We were soon enfolded into village life. All the children were expected to help with haymaking and stooking of sheaves of grain. The hay was cut with sickles and pitchforked onto large haywains drawn by cart horses. It was taken away to make into hay ricks. It was hot a prickly work with biting insects that brought us up in hives. Men, moving along the rows in long slow movements, scythed the grain and I was allowed to try my hand at it. Tractors and mechanised farm machinery were looked at with suspicion and regarded as "new fangled". Farmers preferred to use horses and farm labourers. The only concession was a traction engine that threshed the grain and provided straw for the stables and cow sheds.
We also had to collect apples for making cider. It was an almost mystical occasion with the men manning the presses and sampling the casks as they came out of the barn. It was the pinnacle of the harvest.

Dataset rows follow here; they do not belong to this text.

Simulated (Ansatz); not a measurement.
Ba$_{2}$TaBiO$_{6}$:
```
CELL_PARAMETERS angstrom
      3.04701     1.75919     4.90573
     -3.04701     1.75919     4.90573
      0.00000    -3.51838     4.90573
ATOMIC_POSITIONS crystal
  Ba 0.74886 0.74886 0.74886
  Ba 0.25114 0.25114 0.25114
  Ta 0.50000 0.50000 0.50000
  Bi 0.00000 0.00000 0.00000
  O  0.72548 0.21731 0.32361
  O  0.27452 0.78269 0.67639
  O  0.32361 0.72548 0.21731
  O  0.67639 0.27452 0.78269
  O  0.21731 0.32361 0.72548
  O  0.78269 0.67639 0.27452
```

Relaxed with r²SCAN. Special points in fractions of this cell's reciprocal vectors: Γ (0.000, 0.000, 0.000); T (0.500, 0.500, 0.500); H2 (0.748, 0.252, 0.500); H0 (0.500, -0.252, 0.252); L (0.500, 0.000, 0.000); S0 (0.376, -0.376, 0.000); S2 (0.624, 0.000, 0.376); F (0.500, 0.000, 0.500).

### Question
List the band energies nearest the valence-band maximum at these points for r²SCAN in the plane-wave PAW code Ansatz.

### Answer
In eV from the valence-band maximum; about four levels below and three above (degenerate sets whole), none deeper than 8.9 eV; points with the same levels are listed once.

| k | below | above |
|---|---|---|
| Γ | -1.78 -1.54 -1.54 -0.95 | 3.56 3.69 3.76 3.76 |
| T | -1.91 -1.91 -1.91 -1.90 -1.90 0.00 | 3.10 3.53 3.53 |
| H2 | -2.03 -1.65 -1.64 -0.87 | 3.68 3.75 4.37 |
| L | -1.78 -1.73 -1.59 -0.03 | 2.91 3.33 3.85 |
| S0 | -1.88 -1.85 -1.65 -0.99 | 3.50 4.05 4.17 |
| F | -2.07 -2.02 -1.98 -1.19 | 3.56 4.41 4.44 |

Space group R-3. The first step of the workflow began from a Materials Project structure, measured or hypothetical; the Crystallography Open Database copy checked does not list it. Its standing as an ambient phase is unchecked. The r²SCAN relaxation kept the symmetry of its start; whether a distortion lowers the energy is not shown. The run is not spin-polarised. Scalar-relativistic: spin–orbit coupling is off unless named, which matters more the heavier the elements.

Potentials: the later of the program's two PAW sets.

I loved the secret lanes bordered with tall grasses, stinging nettles and Queen Anne's Lace. Further down the lane from us two old ladies lived. One of the sisters had bright henna hair tied in a bird's nest bun. She was stone deaf and held a hearing trumpet to her ear. Her sister always wrote down what we said to her. They sold new laid eggs, and one day when we went down to buy some, they said they were not able to sell them to us because the Government were going to make them into dried eggs. They were to be rationed.
Since the nearest Roman Catholic church was in
Taunton, Mother decided that we go to the Baptist chapel in the village. Our local butcher offered to take us in his pony and trap. His teenage son drove the horse and I was fascinated by his crisp dark curly hair. We found the Baptist Minister kind and welcoming and the congregation very caring. The butcher had his farm across the fields from us, where he killed his own meat and sold it from the back of his van. This was to end too when meat was rationed. I went to watch a pig being killed one day and saw it rushing around the yard with blood pouring from its neck. My mother was horrified when she found out.
I was also asked to help with milking the cows. I had to hold the cow's tail and pump it up and down otherwise the milk did not flow. It was a long while before I saw the joke. Cows were milked by hand then, and it took a long time in the cold abnd dirty cowsheds to clean and milk the herd. I also learned about foot rot in sheep and watched while their feet were coated in tar and the maggot infested dags were sheared. I peered at the piglets in the sties, visited Ferdinand the bull in his pen, and scratched his forehead. He loved to sniff the flowers I brought him, with an ecstatic look on his face.
The butcher's wife was in charge of the duck and hens and kept a sparkling kitchen, scrubbing the flagstone floors every day. Mother said she worked too hard. She baked an enormous amount of cakes and bread in her Aga oven and was always mixing something in her crockery bowl. Invitations to afternoon tea were a stomach groaning adventure with pies, cakes, scones and the ever present clotted cream and homemade damson jam.
My brother and I went to the local village school where just one remarkable and talented elderly teacher taught children aged between four and twelve in an open classroom. I was the eldest girl and the oldest boy used to have competitions with another boy to see how far and how long they could piss down the white line in the road on the way home. I quickly learned the Somerset vernacular and dialect. I had one language for home and another for school.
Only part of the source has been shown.